Putna’s embroidery and fabric treasury includes some pieces that are known to have been worked elsewhere. Both the quality of their execution and the importance of their makers or commissioners place them among the most valuable.
Epitaphios Embroidered by Princesses Euthymia and Eupraxia
Epitaphios Embroidered by Princesses Euthymia and Eupraxia
Chronologically, the first such embroidery is the epitaphios sewn around 1403 by two Serbian princesses who had taken the monastic vows and were later both canonized. Their names appear in the dedicatory inscription: “Lord, please remember the souls of your servants, Nun Euthymia, Queen of Serbia, and her daughter, Nun Eupraxia, Empress of Serbia”.
The biography of these makers adds particular value to the aesthetic value of the epitaphios. Also, their lives are proof of the dramatic confrontation between Christians and the Ottoman Empire, when sacrifice for Christianity has not always managed to save one’s country, but has managed to win the Heavenly Kingdom and the crown of holiness. The presence of the epitaphios at Putna is another testimony to the mission assumed by the Romanian Principalities to continue Christian Orthodox civilization after the Ottoman Empire conquered the Orthodox states south of the Danube.
Another embroidery connected to the Serbian territory
An embroidery worked in Moldavia, but connected to the Serbian territory, is Mary Despina’s tomb cover († May 11, 1500). She was the consort of Prince Radu the Beautiful of Wallachia and the mother of Mary Voichița, consort of Stephen the Great. The support of the piece is not silk, but velvet, an extremely costly and valuable fabric at the time.
Of overwhelming simplicity and gravity, the tomb cover has a three-armed cross depicted along its entire length, following the model of some tombstones from Serbia, which would later also be used in Wallachia. To the left and right of the vertical axis, above and below the arms of the cross, the following initials are embroidered in metallic thread: IC, XC, NI, KA, Φ, Χ, Φ, Π (Ιησούς Χριστός νίκα – “Jesus Christ conquers” and Φως Χριστού φαίνει πάσι – “Christ’s light illuminates everyone”).
Lady Mary Despina’s tomb cover, 15th century.

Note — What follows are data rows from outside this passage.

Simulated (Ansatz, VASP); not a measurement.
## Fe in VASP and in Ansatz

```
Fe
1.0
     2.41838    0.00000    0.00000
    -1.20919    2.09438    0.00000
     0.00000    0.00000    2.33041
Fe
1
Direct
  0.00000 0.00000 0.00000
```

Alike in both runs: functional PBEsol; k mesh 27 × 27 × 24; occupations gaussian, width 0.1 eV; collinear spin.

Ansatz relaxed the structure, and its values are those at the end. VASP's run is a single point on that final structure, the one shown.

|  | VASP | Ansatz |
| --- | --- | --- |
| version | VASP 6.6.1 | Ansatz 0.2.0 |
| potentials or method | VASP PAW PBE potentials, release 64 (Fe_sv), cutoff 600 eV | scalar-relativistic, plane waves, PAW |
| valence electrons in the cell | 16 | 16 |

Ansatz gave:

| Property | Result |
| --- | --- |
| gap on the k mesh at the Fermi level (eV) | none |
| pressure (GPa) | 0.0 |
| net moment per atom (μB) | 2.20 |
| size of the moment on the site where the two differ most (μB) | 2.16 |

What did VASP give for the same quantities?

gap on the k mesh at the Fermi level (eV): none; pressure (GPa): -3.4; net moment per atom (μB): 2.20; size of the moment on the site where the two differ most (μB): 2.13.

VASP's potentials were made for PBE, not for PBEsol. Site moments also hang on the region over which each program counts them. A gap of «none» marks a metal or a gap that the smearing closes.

St. Euthymia, the daughter of Vojihna, the Serbian kesar of Drama, born in 1349, was baptized Helena and was well-educated by her family. She later married Jovan Uglieša Mrnjačević, Serbian despot of Serres. In 1371, she became widowed at 22, after her husband died in the battle on the Maritsa River, fighting the Turks led by Sultan Murad I. She withdrew to the court of Prince Lazarus Hrebeljanović and his wife Miliča. Just before that, she was tonsured a nun at the Liubostina Monastery, under the name of Euthymia. Euthymia became an accomplished embroiderer, sewing pieces of exquisite beauty. She was the first known woman embroiderer in the Orthodox world. In addition, she was also the first known Serbian poetess, due to the Lamentation she composed and sewn for her son, Uglieša, on an embroidery kept at the Chilandari Monastery from Mount Athos, where he was buried.
In 1389, Prince Lazar died in the Kossovopolje battle, being beheaded by order of Sultan Bayezid I, after he had received 14 wounds in battle. In 1402, as a token of appreciation for this new martyr of Christendom who would later be canonized, Euthymia made a cover for the reliquary preserving his saintly remains.
The second maker of the Putna epitaphios is Saint Miliča, wife of Prince Lazar. She was born in a family that had given two Serbian saints, Simeon and Sabba. After her husband’s death at Kossovopolje, she took the monastic vows at the Liubostina Monastery, receiving the monastic name of Eugenia, then the schema-nun name of Eupraxia. Saint Euthymia was her monastic spiritual godmother, as it is written on the epitaphios. They embroidered together the epitaphios, on which they inscribed their monastic names and their worldly rank before becoming nuns.
There were also other Serbian princesses whose lives became connected to the Putna Monastery: Mary Despina and her daughter, Mary Voichița, and Helena Branković; one of them must have brought here the epitaphios from Serbia.